I love the Readers' Choice issue. I jokingly say it's because all the work is done by the community, but honestly, it's because I love hearing the feedback from everyone. Year after year, I inevitably learn about a new technology or application, and I'm usually surprised by at least one of the voting results. It's also an “unthemed” issue, which means our articles can be from any discipline in the Linux world. Welcome to the Readers' Choice issue of Linux Journal.
Reuven M. Lerner starts us out this month with the modern-day equivalent of virtual name-based Web hosting. Multitenant programming allows a single server and/or application to serve multiple clients while keeping the cross-pollination of data from taking place. SaaS isn't a new concept, but Reuven shows how to peel back the cloud layer and see what goes on behind the scenes. If you're a Web developer, you won't want to miss it.

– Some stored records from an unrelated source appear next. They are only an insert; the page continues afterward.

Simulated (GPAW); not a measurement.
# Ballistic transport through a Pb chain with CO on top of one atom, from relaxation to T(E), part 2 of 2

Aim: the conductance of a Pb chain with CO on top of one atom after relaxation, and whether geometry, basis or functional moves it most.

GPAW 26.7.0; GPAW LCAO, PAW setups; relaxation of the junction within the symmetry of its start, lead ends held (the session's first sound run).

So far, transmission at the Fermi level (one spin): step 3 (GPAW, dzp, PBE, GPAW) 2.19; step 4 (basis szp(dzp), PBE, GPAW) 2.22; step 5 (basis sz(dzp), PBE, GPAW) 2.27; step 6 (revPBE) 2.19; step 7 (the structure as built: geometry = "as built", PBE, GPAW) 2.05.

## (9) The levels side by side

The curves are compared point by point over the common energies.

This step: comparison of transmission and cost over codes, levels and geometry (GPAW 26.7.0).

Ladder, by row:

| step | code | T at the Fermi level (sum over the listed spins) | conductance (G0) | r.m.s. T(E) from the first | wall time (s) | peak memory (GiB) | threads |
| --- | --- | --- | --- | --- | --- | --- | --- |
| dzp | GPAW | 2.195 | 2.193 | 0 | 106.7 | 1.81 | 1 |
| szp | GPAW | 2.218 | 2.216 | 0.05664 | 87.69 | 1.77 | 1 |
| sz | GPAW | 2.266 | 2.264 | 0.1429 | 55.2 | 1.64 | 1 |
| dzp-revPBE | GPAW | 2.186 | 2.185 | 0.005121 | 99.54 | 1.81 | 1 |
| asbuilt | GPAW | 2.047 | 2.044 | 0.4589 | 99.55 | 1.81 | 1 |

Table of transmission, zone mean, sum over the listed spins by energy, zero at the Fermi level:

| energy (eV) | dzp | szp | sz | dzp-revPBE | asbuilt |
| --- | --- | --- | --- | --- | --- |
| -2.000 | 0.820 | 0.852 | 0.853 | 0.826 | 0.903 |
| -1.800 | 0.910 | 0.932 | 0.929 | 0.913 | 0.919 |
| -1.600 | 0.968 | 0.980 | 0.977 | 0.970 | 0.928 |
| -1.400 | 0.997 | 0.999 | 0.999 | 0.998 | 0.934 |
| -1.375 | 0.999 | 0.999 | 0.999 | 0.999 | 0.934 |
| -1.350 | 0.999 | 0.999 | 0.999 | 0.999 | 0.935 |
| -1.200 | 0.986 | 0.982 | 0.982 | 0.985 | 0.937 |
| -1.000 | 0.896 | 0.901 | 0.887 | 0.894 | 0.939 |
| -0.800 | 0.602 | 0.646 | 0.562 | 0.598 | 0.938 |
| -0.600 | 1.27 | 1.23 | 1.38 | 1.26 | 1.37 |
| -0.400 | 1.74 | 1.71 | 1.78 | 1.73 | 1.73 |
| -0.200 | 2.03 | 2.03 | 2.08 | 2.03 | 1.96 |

I've written several articles through the years on SSH, which I like to think of as the Swiss Army Knife of command-line tools. Dave Taylor talks about an equally powerful tool this month, namely the find command. It seems like a simple concept, but with its various options, find can be a powerful addition to any Bash script.
Kyle Rankin talks about something I've never been able to get the hang of doing. He discusses the virtue of using the hjkl keys as opposed to arrow keys while editing text files. Every once in a while, you'll run across a computer that supports only the old-school method for moving the cursor around, but for Kyle, that old-school method is his preferred mode of operation. I have to admit, I'm a little jealous. I can play a first-person shooter with the “wasd” keys, but for some reason, my brain just can't get used to “hjkl”. If you have no idea what I'm talking about, be sure to read Kyle's column.
I boldly go where no Shawn Powers has gone before and touch on development of all things. My entire IT career has been one where I've avoided programming. Recently, I had a need to create a Web-based interface for a user, and I learned PHP. Granted, PHP isn't the most modern or powerful programming language, but if you're like me, it might be the perfect intro to development. I urge anyone who hates programming to read my column. It might surprise you how much fun writing code can be.
Chris Jenks has a cool article in this issue where he teaches us to hunt rogue access points in a network. There obviously are apps for Android that will do basic scanning, but Chris goes a lot further and discusses passively gathering data, looking for even hidden SSID networks. If you have a need to track down rogue access points, but fear sneaky users are hiding their tracks, Chris' article is perfect.
Jim Hall goes searching this month as well, but in his case, he's searching for usability. Jim describes the process for formal usability testing and how it shapes changes in projects like GNOME, which he uses as an example. If you've ever been curious about how and why desktop programs function the way they do, Jim's article will be of incredible interest. In fact, usability is most likely one of the factors that influences the results of our Readers' Choice awards year after year. If proper testing has taken place, the chances for a particular technology to gain popularity are much higher. We stuck with a similar format as last year in this issue, and gave the entire range of votes as opposed to just the top few candidates. If people were told only about the most popular one or two desktop environments, no one would ever hear about Linux itself! There are a few upsets this year over last year, but every category is interesting with a few hidden gems that might not be as popular, but certainly are worth checking out.
This issue is truly an eclectic one, and although there's not a specific focus, that means we get to focus on “awesome stuff”, which is always enjoyable. We have tech tips, product announcements, cool programs and enough information to keep an entire herd of nerds busy for weeks. We hope you enjoy the Readers' Choice issue of Linux Journal. I know we enjoyed putting it together.